Sitting in section 106, gray suede Converse Pro Leathers on my feet, a roast beef panini on a plate in my hand, peering down at the Verizon Center court to check out Team USA nearly blow an anticipated exhibition against Brazil, it hit me. This is weird…this doesn’t make any sense. I really shouldn’t be here. I had a media credential hanging from my neck, and yet… I wasn’t all that interested in covering the game, a Team USA game. Much of that had to do with no locker room access, and very limited postgame interview opportunities (international rules). But it also had to do with the fridge stocked with drinks, the hot plates holding hot dogs, the elaborate vegtable and sandwich platters, the shrimp, the flatscreens and the view of the court.

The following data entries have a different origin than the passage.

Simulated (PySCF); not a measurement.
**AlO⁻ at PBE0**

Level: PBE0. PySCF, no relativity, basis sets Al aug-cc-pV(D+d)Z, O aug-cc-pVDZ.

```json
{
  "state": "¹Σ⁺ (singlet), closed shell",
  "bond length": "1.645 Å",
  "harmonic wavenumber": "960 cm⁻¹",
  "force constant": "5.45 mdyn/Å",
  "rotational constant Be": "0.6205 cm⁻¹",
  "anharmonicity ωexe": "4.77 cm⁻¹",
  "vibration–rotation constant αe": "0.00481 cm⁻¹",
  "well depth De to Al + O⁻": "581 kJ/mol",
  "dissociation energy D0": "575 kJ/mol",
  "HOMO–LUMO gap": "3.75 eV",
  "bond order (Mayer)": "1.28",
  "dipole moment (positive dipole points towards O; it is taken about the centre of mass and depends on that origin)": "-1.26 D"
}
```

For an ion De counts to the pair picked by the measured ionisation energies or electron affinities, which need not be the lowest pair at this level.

Nike hooked us up, and we had all of that and more within a Verizon Center suite to watch USA’s come-from-behind 11-point win over Brazil last night as well as Barack get shot down twice by Michelle. There was Kobe, LeBron, Carmelo, KD and the rest of the best players in the world. And there was I, up in the suite crunching on some croutons.
Along with some other selected media members, I spent the last four days in Washington, D.C. to take in everything that this year’s World Basketball Festival had to offer, and while I eventually didn’t turn down a chance to catch up with the Team USA stars (I went down for the postgame to listen to what they had to say, despite it being a mob scene), I also had no problem spending most of the night up in the suite. We’re always treated well by Nike, and this trip was no different.
I got down to the nation’s capital on Friday morning, and while I spent much of the day cooped up in the hotel getting work done, we all hit up Barry Farms that night to check out Team Nike invade the Goodman League. As I wrote over the weekend, I’ve been to the famed courts a few different times – Red Bull tournament events, a John Wall photoshoot earlier this spring – but had never seen a game. Take a whiff of Barry Farms, and you can smell a lot of things, but what sticks out most is the love of the game. The whole community comes out, and they don’t come out to cause a scene or watch fireworks or get drunk or listen to a concert. They are all there, some in the bleachers, some in their lawn chairs sprawled out courtside, because they love the game. That’s what draws John Thompson, what draws Kevin Durant and James Harden. And that’s what draws old heads like Kenny Satterfield. They were all there Friday night. Goodman held serve, but not before we were all introduced to Adris DeLeon aka “2 Hard 2 Guard”. I had never seen him play, and didn’t realize until later in the weekend when he’d dominate the City Tournament of Champions final against Marcus Williams, Pooh Jeter and the rest of the L.A. squad that this was only his opening act. When he wasn’t banking free throws, he was lacing the nets with deep threes, and kept a heated running conversation going virtually all game with someone in the crowd.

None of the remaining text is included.